Since we’re over half-way through the year, it’s a good time to evaluate your situation and your strategic business planning thus far. If you’ve made it this far, you’ve managed to weather some of the storm, but we don’t just want to survive for the moment- we want to thrive for the long haul.
In order to ensure future success, it’s time that we suggest evaluating your strategic plan. Many organizations plan annual or semiannual strategic planning retreats in order to update their plans, but especially in an economy where most organizations are scrambling to make it, not everyone has the time scheduled to do so.
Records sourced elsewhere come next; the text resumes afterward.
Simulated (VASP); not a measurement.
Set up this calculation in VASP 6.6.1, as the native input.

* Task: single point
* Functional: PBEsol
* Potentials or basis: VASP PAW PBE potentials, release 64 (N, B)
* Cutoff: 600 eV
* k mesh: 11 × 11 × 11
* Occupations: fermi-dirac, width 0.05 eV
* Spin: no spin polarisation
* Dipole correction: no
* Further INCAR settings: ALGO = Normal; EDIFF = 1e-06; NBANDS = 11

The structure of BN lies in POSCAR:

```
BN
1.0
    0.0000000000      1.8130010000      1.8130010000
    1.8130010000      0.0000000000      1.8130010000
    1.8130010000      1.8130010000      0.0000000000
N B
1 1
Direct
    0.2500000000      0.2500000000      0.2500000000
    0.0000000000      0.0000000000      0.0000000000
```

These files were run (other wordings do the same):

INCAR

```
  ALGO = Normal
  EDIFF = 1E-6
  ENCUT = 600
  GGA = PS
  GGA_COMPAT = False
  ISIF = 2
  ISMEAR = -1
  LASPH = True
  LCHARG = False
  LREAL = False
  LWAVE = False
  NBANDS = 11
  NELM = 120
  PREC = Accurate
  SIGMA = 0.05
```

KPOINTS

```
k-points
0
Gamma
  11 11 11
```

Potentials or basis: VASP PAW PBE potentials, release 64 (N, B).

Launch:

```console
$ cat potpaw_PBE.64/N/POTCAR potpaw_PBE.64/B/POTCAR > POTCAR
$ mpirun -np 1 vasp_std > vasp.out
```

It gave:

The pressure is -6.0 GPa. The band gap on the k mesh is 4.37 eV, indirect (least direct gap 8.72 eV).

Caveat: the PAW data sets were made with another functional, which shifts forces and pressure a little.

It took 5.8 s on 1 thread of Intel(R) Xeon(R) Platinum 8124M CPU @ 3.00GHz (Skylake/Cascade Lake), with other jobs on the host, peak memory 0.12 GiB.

The 15 Minute Strategic Plan Evaluation
This is where our fifteen minute plan comes in. Grab some peace and quiet, whip out your plan and re-familiarize yourself with it. Think through all of the good, the bad and the ugly comments you’ve heard and issues you’ve encountered. With that done, take the next fifteen minutes and ask yourself the following questions about your plan:
Is your plan purpose-driven?
A plan based on a mission and a real, true competitive advantage is key. Without it, what is the point of the plan or the organization? Take a look at your statements; do the members of your organization use them? Do they understand why they say what they do, and believe in them?
How integrated is it?
Each element supports the next. No objectives that are disconnected from goals and no strategies that sit all alone. If you have stragglers, why are they there?
Is it systematic?
Don’t think of the plan as one big document. Instead, it should be broken into executable parts. Remember, elephants can only be eaten one bite at a time (if you’re into eating elephants).
Are the parts of your plan dynamic?
A plan should be a living document, not a static one. Organization members should be able to revise or review it when needed. If it’s a museum piece held behind velvet ropes, it’s not helping anyone.
Is it holistic?
All areas of organization are included. Don’t plan based on departments first because you risk limiting your thinking. Plans work best when they deal with the organization as a whole entity and then implement on a department by department basis.
How easy is it to understand?
Everyone gets it. If anyone, from the top of the organization to the bottom, does not understand the plan or how they fit in, it won’t work.
Is your plan realistic?
You need to have the resources to support the goals you decide to focus on. If half the items in your plan haven’t been acted on, or you can’t imagine how they ever will, it’s more fantasy than reality.
For bonus points, you can even send this around your management team or your organization as a questionnaire. If your plan doesn’t pass the test, it may be time to revise it or, depending on how it went, even start over from scratch.